FEDERATED FARMERS OF NEW ZEALAND AGAINST NEW ZEALAND HERALDFederated Farmers of New Zealand claims The New Zealand Herald failed to comply with Principles 5 (Headlines and Captions) and 10 (Photographs and Graphics) in relation to a story published on March 13, 2013. The paper’s front page included a photograph of a slaughterman about to destroy a sitting cow with the headline Tough Times on Drought Farms. The story itself, on page 5, was headed Drought Takes Deadly Toll on Farms, with a sub-heading Boom for North Island pet food processors as numbers of ailing cattle being destroyed doubles. The page 5 piece included a larger version of the photo published on the front page.
The image portrayed the slaughterman training a rifle at the head of an animal obviously at the point of shooting it. The page 5 photograph carried the caption Slaughterman Kent Sambells has had to destroy 50 cows affected by drought in the Waikato. More pictures at listener.co.nz.
The Press Council does not uphold the complaint.
The story covered an apparent upsurge in the number of cattle being destroyed on North Island farms, the upsurge being attributed to the recent drought. The story claimed pet food processors were busy with more destroyed animals than usual being delivered up to them. The story referred to the slaughterman Mr Sambells’ increased workload in the previous week, he having destroyed 50 “ailing” cattle when normally his workload was half that. The story referred to a West Huntly farmer who had asked Mr Sambells to destroy two of his cattle. One, “Cocopops”, had fallen in the yard and injured its hip and a second was suffering from eczema. The farmer indicated that one of the reasons that these animals had been put down was the lack of feed caused by the drought. The story reported a Primary Industries Ministry spokesman as saying there had been no change in the condition of stock generally as a result of the summer drought.

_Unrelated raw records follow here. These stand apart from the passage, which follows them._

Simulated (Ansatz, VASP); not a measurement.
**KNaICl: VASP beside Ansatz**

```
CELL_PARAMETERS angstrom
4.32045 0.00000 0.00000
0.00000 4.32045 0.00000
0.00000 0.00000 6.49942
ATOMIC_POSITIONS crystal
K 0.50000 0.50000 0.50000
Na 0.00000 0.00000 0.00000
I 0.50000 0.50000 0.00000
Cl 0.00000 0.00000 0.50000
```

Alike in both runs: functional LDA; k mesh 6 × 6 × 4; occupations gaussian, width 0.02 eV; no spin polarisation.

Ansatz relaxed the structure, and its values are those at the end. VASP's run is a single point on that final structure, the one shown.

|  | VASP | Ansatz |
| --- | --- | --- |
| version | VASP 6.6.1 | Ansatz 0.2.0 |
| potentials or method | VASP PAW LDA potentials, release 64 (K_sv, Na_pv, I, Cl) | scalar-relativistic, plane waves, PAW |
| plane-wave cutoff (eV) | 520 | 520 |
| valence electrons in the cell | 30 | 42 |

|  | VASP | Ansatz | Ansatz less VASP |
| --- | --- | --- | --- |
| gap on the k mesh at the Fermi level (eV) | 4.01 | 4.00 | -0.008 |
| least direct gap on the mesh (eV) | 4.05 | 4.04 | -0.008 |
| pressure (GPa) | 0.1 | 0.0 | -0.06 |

Federated Farmers says the story breached Principles 5 and 10 on, basically, two grounds. First, the use of the “shocking” photograph implied there was a major stock issue on all drought affected farms. The use of the photograph was inappropriate since the animal in question had been injured by an accident unconnected with the drought. It was wrong for the Herald to use the photograph without explaining the true circumstances. Secondly, Federated Farmers claims that any person of “average intelligence” seeing the photograph, headlines and caption would conclude that “the drought was so severe that farmers were shooting their stock en-masse”. Federated Farmers claims that the Herald’s approach with the story and photograph amounted to a “false, misleading and a damaging slur not supported by the truth”.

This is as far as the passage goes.